Learning: Shuffle Operation

Monday, 3 January 2022

Shuffle Operation

Shuffle operation is the most expensive operation in Spark as takes a lot of I/O, networks calls.

Why we need shuffle operation:

While running some RDD transformations like groupByKey, Join the data needs to be re-partition.

For example:

groupByKey expects data of the same key on a single worker node but some of the data might be on other worker nodes, in such cases, data of the same key from all the worker nodes have to move to a single node. This shuffling of data involves transferring data on a network.

import org.apache.spark._
object Shuffle {
  def main(args: Array[String]): Unit = {
    val sc = new SparkContext("local[*]", "shuffleOperation")
    val input = List(("Scala", 123), ("R", 100), ("Scala", 199), ("Java", 555), ("Java", 77))
    val rdd = sc.parallelize(input)
    val mapInput =
      rdd.groupByKey()
        .map(x => (x._1, (x._2.size, x._2.sum)))
        .collect()
    mapInput.foreach(println)
    // Just to keep main function running so that we can check spark server at 4200.
    scala.io.StdIn.readLine()
  }
}

DAG for above program

Total time taken by this operation is 4 sec.

In this case all the data of same key moves to respective worked node and then it invokes group by key operations.

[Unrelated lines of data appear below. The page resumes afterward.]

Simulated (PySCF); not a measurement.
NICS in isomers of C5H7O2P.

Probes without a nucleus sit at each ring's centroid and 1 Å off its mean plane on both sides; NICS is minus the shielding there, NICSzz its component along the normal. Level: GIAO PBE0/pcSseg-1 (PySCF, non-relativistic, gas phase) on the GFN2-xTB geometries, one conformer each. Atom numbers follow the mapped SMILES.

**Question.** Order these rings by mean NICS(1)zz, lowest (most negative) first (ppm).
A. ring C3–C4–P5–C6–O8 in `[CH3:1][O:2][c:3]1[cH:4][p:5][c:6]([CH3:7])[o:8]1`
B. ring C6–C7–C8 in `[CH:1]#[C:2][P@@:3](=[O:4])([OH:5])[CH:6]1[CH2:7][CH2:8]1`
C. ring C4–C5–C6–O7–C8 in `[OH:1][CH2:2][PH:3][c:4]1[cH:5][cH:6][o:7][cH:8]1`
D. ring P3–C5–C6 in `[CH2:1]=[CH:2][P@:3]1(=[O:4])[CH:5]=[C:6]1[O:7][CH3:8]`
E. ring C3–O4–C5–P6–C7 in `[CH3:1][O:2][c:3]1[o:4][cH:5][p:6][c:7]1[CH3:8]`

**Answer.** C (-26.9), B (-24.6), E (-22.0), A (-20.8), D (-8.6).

We can improve this by using redeuceByKey:

import org.apache.spark._
object ShuffleUsingReduce {
  def main(args: Array[String]): Unit = {
    val sc = new SparkContext("local[*]", "shuffleOperation")
    val input = List(("Scala", 123), ("R", 100), ("Scala", 199), ("Java", 555), ("Java", 77))
    val rdd = sc.parallelize(input)
    val mapInput =
      rdd.map(x=> (x._1, (1, x._2)))
        .reduceByKey((x,y) => (x._1 + y._1, x._2 + y._2))
        .collect()
    mapInput.foreach(println)
    // Just to keep main function running so that we can check spark server at 4200.
    scala.io.StdIn.readLine()
  }
}

Total time taken by this operation is 3 sec.

Before transferring the same key data to the respective worker node, reducebykey invokes reduce operation, so the total amount of transferred data is less than groupbykey.

In this case, only distinct/unique key data will be transferred from each node to the respective node.